Ever since Howard Stern left terrestrial radio for dead, ever since video killed the radio star, FM music radio has been on the decline. The 8-track, then cassette tapes, then CD players started the bleeding. iPods and satellite radio have supplied the final death blow. Now only the 47% of Americans who live on government subsistence are forced to listen to FM music. Everybody else has moved on and can choose their own playlist.
I cannot yet move on. I am stuck in FM hell, in the car at least.
I wish I could create my own playlist to fill the void while driving. I own 3 cars with a combined mileage of 414,000 miles. 2 of these 3 conveyances were manufactured before the iPod was invented and the third was barely 15 months old. So it’s FM AOR (album oriented rock) stations for me when the sports talk radio conversation turns to the Washington Wizards’ potential lottery picks in the upcoming draft, possible 2013 quarterback openings for Tim Tebow or the marital infidelities of big time college coaches.
I have no choice. Listening to the hum of the engine is not an option because the engines of all 3 cars stopped humming long ago. When talk radio fails to entertain, it’s classic rock.
After wading into the local classic rock station, BIG 100.3 for the past few months, I now know why the medium is dying as a viable source for old guy entertainment.

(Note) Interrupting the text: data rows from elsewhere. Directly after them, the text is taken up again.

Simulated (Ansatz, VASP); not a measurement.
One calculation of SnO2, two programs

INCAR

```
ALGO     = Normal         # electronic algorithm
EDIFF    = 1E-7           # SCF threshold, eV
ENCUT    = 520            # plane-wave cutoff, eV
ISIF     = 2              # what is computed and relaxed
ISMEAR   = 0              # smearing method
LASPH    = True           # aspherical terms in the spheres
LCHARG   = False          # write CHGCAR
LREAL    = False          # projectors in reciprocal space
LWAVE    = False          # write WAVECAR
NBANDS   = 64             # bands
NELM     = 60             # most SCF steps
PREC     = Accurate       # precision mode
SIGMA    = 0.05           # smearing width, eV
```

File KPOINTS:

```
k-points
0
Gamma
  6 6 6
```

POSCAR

Shortened versions of songs
Last week in the car I heard subtly edited versions of The Rolling Stones’ Miss You and In Your Eyes by Peter Gabriel. I have heard these 2 songs thousands of times. I own the albums. I have bought the CDs. I know when you change the song as originally performed and recorded. The word I am looking for is blasphemy.
You have to know your target audience. We know the album versions of every classic rock song that ever achieved commercial popularity. You cannot fool us with abridged versions of Freebird, or shave a few notes off of the instrumental section of Light My Fire without us noticing and flinching involuntarily. If you can’t spare the air time to play the entirety of Peter Frampton’s Do You Feel Like I Do, then don’t even bother. It’s just going to piss us off and we will not support your sponsors.
On a related note, if you are going spin Hocus Pocus by Focus, either play the long version or skip it all together. When I hear the 3 minute, 30 second version, I weep for the culture.
Talk should be confined to talk radio stations. The only talking that interests me on these music stations is Talking Heads. I am not impressed that the recovering DJ can talk over the introduction to Tom Petty’s American Girl and know exactly when to stop so that we can hear the lyrics uninterrupted. The guitar intro is the best part of that song. The guitar intro is the best part of many rock standards. Please shut up.
I think I speak for my generation on this. You may ban all songs by Starship (songs from the first iteration, Jefferson Airplane are OK; even songs from the second incarnation, Jefferson Starship, are OK). Once they dropped the ‘Jefferson’, you may drop them from the rotation.
Toto can remain on the shelf. Toto stopped being relevant once they stopped playing back up for Boz Scaggs.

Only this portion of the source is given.